BORIS Johnson has ruled out debating Nicola Sturgeon ahead of the December 12 General Election.

The Prime Minister said he would not debate the SNP leader as she is not "a serious contender to be prime minister of the UK".

Speaking at Tory HQ in London, Johnson also ruled out granting a Section 30 order to allow a second Scottish independence referendum while he is in Downing Street.

When asked if he would debate Sturgeon, Johnson replied: “Once Nicola Sturgeon takes leadership of her party in Parliament[ie Westminster] and is a serious contender to be prime minister of the UK that would be the appropriate moment.”

The former London mayor was then asked if that meant he would not debate her at all. He replied: “The appropriate thing in this election is for me to contest the debates with whoever theoretically could be prime minister.”

Johnson denied he thought Sturgeon is beneath him, adding: "All I am saying is there is only one[other] person who can be prime minister and that is Jeremy Corbyn.”

Tonight Johnson will debate Corbyn head-to-head in an ITV debate after legal challenges from the SNP and LibDems to include them fell through.

SNP Westminster leader Ian Blackford said the decision was discrimination against Scottish voters, treating them as “second-class citizens”.

READ MORE: SNP and LibDems slam decision as they lose ITV debate fight

Later, the Tory leader insisted he would not grant the powers for a Scottish independence referendum to take place while he is PM. 

He said: “The people of Scotland were told emphatically in 2014 that this was a once-in-a-generation event, they would not be driven to the polls again and we should abide by that.”

Johnson, who has taken on the title of Minister for the Union, added: “I’m ruling it out. It’s a bad idea.”

He was asked if there was a scenario in which he would change his view. “No. People don’t think referendums are proving to be brilliantly healing as political devices in our country.”

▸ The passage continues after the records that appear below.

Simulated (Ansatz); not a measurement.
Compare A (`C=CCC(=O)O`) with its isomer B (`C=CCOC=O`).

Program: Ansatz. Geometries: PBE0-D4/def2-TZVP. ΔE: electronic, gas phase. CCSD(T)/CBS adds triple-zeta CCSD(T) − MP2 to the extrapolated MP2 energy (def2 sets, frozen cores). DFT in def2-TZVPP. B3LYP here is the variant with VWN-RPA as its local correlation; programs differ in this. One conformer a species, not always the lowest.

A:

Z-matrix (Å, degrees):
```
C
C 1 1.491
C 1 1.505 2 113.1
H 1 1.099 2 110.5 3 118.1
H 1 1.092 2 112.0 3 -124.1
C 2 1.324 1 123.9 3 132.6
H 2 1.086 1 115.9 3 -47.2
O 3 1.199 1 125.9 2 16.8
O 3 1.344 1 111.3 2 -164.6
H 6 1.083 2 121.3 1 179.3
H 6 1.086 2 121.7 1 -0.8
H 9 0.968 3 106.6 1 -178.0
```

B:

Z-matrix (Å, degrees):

The PM added he is optimistic about getting Brexit done. He said: “That’s why I am full of optimism about our Union and our prospects. Devolution has been a success, let’s be clear. It’s wonderful people should feel proud of Scotland and their Scottish identity; that’s a fantastic thing, a powerful thing, a good thing but I don’t want that to come at the expense of the UK, which is also a great thing.

"That’s where I am on this. There is a balance to be struck.”